For a long time, the only media outlets in Syria were controlled by the regime. Propaganda was the norm and professional journalism was practically absent. But since the start of the revolution, new media outlets have been established. These outlets want to be independent and to constitute a foundation for professional journalism in Syria. We spoke with Jawad, editor in chief of Enab Baladi.
What does your organization do?
“Enab Baladi is one of the first newspapers in Syria that is part of the new Syrian media. The newspaper was launched in Damascus at the end of 2011, by a group of 30 intellectuals and activists. Now Enab Baladi consists of a weekly printed newspaper of 7000 copies and a website, which is visited by 250.000 people every month.

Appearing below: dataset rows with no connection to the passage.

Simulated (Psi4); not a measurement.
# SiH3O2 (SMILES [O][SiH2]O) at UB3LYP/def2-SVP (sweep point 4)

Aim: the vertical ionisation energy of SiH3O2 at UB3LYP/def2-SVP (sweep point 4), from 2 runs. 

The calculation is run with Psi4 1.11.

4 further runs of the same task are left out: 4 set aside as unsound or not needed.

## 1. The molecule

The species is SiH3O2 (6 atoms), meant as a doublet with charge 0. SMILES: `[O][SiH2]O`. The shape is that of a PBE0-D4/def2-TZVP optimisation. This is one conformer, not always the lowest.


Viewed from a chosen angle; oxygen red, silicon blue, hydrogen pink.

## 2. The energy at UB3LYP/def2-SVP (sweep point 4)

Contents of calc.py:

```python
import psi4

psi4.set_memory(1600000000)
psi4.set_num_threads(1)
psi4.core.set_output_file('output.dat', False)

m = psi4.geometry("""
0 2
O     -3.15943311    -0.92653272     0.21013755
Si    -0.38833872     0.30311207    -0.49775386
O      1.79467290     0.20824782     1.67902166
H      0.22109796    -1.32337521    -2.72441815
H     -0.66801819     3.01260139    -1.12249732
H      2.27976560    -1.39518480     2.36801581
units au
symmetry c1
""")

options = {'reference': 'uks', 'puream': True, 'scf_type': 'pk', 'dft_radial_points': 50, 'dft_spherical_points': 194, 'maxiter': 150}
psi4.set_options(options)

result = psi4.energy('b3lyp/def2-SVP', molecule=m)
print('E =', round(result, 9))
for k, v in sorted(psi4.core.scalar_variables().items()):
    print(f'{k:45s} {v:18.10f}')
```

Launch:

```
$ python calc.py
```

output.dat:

We keep all the parties in the conflict accountable. We are not an opposition media outlet in the sense that we only criticize the regime. We are also critical towards the opposition. Despite the revolution, we still try to remain neutral and independent of any political agenda.”
Why is the project important?
“Over more than four decades, we had three newspapers in Syria, which were all owned by the state. They just published propaganda and were very far away from professional journalism. I believe that we are the generation that is establishing a foundation for real journalism in Syria.
Even though I already did things related to journalism before the revolution, I never pictured myself being a journalist. The revolution totally changed my path. Now I think that we must continue with Enab Baladi. Whether we like it or not, this is our responsibility at the moment.”
What makes this project unique?
“Besides the fact that Enab Baladi was one of the first new media outlets, the diversity among the founders and people working for the newspaper can also be called unique. Among the founders, there were 14 women. This was not predetermined, but resulted from the revolution itself: all founders were participants in the revolution.
Among the ten reporters we now have in Syria, there is one woman in Homs and one in Damascus. Female journalists are very important: they have access to stories that could be quite difficult for men to report on. Especially stories about social issues that are very intimate.”
Which obstacles did you encounter?
“One of the main challenges is sustainability and the continuity of funding. The competition is also a big challenge. There are a lot of media outlets reporting on issues in Syria. The challenge is to provide content that is new and attracts the audience.
We have three red lines concerning what not to report on: first of all, the personal safety or the safety of our team cannot be jeopardized. Secondly, we avoid topics that could make it impossible to publish stories in the future. And finally, we avoid reporting on topics that could cause harm to innocent people or to specific groups. For example, we published an article about a particular aid organization and mentioned the name of that organization. The next day, when the story was published, some people broke into the building of the organization. This shows that this kind of issues are sensitive.”
Which results are you most proud of?
“We are very proud of the fact that we – a group of ordinary people – have established a respectable news outlet. Today, after five years of work, Enab Baladi has become well-known for the professional way it presents its news to the audience. Journalists want to work for our newspaper because of that.
The real change will however be visible in 30 years. We are now still in the phase of gaining the confidence of our audience. Our media outlet will be able to have a real impact once we’ll have won their trust.”